Well, it is working on the breadboard and pretty cool for a first time ESP project. It would look pretty silly in it current state hanging from the wall. Time to go digging around in my Sanford and Son section of the lab. I dug up one of the covers that was used in an original Apple Airport. Seems like it will fit the bill. With two brass standoffs and some hot glue I mounted everything neat and orderly.

For this first station I have it mounted outside the door of my lab in the basement. It fires right up and works like a charm.

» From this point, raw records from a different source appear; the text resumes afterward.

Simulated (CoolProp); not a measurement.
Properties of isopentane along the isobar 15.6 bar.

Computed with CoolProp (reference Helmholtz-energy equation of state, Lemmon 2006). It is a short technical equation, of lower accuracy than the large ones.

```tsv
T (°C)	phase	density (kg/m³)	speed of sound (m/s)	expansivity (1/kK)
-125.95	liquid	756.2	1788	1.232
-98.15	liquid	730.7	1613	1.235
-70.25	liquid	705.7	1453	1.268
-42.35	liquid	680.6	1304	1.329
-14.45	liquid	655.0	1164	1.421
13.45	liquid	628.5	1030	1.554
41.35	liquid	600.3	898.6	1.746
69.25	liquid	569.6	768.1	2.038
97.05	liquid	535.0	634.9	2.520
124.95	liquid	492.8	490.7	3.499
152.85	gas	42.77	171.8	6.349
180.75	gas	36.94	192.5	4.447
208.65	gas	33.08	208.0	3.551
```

Here I took a brief fork in my academic travels. I took a day off from the above project. I did a little writing, working with the Nodemcu (but that is another post altogether), and thinking about the next sensor module I wanted to put together. I have it breadboarded and it works, it should be easy enough to put it on a protoboard; so he says.

I start with the basic layout. I think it is nice during this stage to start to think about how one would layout the traces for a PCB. My mind is already thinking that I might get 3-5 made as I need a few more for my project. The connections are as follows:

 

I layout and dry fit all of the components. For this version I didn’t have any female headers laying around so I solder the ESP-01 module directly to the board. I layed out the wire for the programming pins so I can make any changes I might want to it.

I used 24awg solid core wire for the wired connections.

My original plan has my own power supply. It is mostly working, but I have a leak somewhere. The power supply is straight forward. I use a LD1117 to convert 5v down to 3.3v. The capacitors are added to help smooth the power line. And of all times my Fluke is down, so this is on the sidelines right now. In the mean time, I am using the USB-Serial converter for my power supply. It provides an nice, steady 3.3v.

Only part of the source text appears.